Mainly just a placeholder post here, as I need to read the articles in this special issue of the Higher Education Chronicle. I have a copy of the new Sam Harris book on order (sigh, why doesn't anyone send me review copies of such books? grumble, grumble), and I've promised to review it for the ABC Religion and Ethics Portal when I've read it. I'll get back to the Chronicle's pieces and say something about them soon, if I can (!), but as always I agree that free will doesn't exist in the sense that Harris seems to have in mind when he claims that, well, free will doesn't exist.
But that doesn't mean that I think it's useful or accurate to say to someone, "You don't have free will" ... which to me at least connotes something false (that our deliberations and efforts are all futile, so we might as well adopt a passive, fatalistic attitude to life).

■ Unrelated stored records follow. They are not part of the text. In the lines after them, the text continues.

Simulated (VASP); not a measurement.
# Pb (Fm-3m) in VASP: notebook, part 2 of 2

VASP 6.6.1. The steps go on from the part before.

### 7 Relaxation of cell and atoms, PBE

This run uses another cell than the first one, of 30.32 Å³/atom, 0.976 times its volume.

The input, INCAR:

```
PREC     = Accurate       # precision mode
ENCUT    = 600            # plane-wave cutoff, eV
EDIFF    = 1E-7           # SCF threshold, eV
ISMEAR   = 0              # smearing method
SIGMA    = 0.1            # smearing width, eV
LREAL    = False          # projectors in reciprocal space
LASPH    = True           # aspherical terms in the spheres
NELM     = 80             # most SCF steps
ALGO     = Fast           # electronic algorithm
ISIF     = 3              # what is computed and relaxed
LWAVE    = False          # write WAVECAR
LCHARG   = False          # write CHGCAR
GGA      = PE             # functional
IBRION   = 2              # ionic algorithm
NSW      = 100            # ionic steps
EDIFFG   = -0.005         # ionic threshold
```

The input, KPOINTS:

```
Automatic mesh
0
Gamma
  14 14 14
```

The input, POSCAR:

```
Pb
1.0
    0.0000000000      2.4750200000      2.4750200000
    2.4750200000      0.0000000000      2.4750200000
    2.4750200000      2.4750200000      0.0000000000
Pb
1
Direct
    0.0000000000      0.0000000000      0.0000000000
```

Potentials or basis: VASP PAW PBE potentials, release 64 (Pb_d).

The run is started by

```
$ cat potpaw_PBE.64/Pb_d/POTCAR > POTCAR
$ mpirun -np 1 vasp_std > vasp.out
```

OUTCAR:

In short, I'm not at all convinced that "free will" means what Harris thinks it means; however, I'm open to an argument that the meaning of the term has become so confused (or perhaps was always so confused) that we should all drop it and use more specific terminology.
But anyway, I'll be interested in the arguments in the Chronicle piece and in the Sam Harris book. Maybe I'll be convinced by some of the arguments one way or another. Or maybe not. Meanwhile, have at the arguments for yourselves.
H/T Jerry Coyne, who has a good thread running (even if the computer science stuff on the thread is baffling to me).
From Tom Wolfe's essay "Sorry, But Your Soul Just Died":
Since the late 1970s, in the Age of Wilson, college students have been heading into neuroscience in job lots. ...In the venerable field of academic philosophy, young faculty members are jumping ship in embarrassing numbers and shifting into neuroscience. They are heading for the laboratories. Why wrestle with Kant's God, Freedom, and Immortality when it is only a matter of time before neuroscience, probably through brain imaging, reveals the actual physical mechanism that sends these mental constructs, these illusions, synapsing up into the Broca's and Wernicke's areas of the brain?...
A hundred years ago those who worried about the death of God could console one another with the fact that they still had their own bright selves and their own inviolable souls for moral ballast and the marvels of modern science to chart the way. But what if, as seems likely, the greatest marvel of modern science turns out to be brain imaging? And what if, ten years from now, brain imaging has proved, beyond any doubt, that not only Edward O. Wilson but also the young generation are, in fact, correct?...
Thereupon, in the year 2006 or 2026, some new Nietzsche will step forward to announce: "The self is dead"—except that being prone to the poetic, like Nietzsche I, he will probably say: "The soul is dead." He will say that he is merely bringing the news, the news of the greatest event of the millennium: "The soul, that last refuge of values, is dead, because educated people no longer believe it exists." Unless the assurances of the Wilsons and the Dennetts and the Dawkinses also start rippling out, the lurid carnival that will ensue may make the phrase "the total eclipse of all values" seem tame.
You keep bringing up the fatalist connotation as if it's an important problem or a significant stumbling block for acceptance of deterministic (or probabilistic) worldviews. Is it, though? My main problem here is that fatalism itself seems necessarily metaphysical, or "oughty". It is concerned with how we should behave — namely with the "futility" of actions given the lack of free will.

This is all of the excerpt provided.